« A world of weblogs | Main | Optimism is paying off (and other stories) »

April 20, 2005

Transactions

I have been working (with Burak's help) on writing a simple library providing atomic transactions in Scala. To do this, the for comprehension is diverted from its original use to be considered as a monad instead. In practice, here is how an atomic exchange of the value of two variables would look like:

val x = new atomic.Variable[Int];
val y = new atomic.Variable[Int];
val z = new atomic.Variable[Int];
x.value = 1; y.value = 2;
(for (
  val a <- x.get();
  val _ <- z.put(a);
  val b <- y.get();
  val _ <- x.put(b);
  val c <- z.get();
  val d <- y.put(c);
) yield d) run

The problem now is that the for loop as a monad is something that I find very difficult to get an intuition about. I have a very simple version that locks down the entire program when evaluating the atomic bloc, but this is of course hopelessly inefficient. But when I try to improve from this basic version, I am having troubles grasping how things interact around this comprehension/monad, and getting the right intuition on how to do it. Please, read on for a small explanation on the locking mechanisms I intend to add.

Both locking mechanism below should considerably improve the performance when compared with the first one. But both are optimistic so could actually also decrease performance in the worst case.

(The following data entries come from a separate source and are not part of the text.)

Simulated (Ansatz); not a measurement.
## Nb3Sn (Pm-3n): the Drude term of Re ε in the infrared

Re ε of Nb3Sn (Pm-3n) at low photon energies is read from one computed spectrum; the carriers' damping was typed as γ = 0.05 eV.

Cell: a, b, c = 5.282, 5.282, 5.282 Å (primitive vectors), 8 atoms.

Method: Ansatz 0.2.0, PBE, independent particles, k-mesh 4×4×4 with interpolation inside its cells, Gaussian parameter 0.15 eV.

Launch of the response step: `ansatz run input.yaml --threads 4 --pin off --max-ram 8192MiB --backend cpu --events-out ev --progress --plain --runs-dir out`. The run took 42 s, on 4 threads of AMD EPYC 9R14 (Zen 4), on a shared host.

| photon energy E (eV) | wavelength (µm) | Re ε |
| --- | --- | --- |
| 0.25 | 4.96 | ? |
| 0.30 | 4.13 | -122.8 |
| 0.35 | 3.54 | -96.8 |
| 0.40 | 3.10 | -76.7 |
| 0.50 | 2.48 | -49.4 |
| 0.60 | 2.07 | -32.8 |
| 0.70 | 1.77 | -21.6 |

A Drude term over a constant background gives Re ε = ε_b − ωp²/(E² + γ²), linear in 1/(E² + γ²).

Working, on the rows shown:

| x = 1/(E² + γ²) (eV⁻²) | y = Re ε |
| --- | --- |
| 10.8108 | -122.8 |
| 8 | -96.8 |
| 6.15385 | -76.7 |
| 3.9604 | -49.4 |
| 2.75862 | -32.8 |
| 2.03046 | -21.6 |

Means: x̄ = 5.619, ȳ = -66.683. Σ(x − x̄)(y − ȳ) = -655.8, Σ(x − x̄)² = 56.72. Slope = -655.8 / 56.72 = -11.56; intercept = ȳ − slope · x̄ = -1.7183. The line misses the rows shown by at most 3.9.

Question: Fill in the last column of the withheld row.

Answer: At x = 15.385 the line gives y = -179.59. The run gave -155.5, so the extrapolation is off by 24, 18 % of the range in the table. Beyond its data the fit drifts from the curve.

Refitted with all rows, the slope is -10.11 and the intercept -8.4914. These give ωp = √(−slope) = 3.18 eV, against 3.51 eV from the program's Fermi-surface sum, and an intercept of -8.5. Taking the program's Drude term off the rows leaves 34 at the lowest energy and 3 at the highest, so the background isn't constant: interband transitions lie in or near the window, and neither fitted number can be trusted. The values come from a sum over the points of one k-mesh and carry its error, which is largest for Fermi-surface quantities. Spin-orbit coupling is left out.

  • Locking variables. With this method, the locking would be done on the variable itself. A variable must be locked as soon as it is read or written to guarantee a consistent state during the entire transaction. When a variable that is already locked by another transaction is reached, the transaction is aborted and restarted to prevent deadlocks. Restarting means reverting all variables that have been changed to their pre-change value. The easiest here is to write all changes to a buffer in the variable and commit the buffers when the transaction is completed or leave them alone when the transaction is aborted.
  • Versioning variables. When a variable is read, its version number is remembered. When a variable is written, its version number is incremented and a function that will undo the write is generated (this is not easy). At the end, the used variables are locked and their current version numbers are compared with the version numbers remembered. If they concur, the transaction is confirmed. If they don't, it means another thread has been messing with the variables; the transaction is restarted after the undo functions are applied to the variables.

Comments

Have you looked at Tim Harris's work on atomic blocks? http://research.microsoft.com/~tharris/.
I think there are implementations around for Java and Haskell.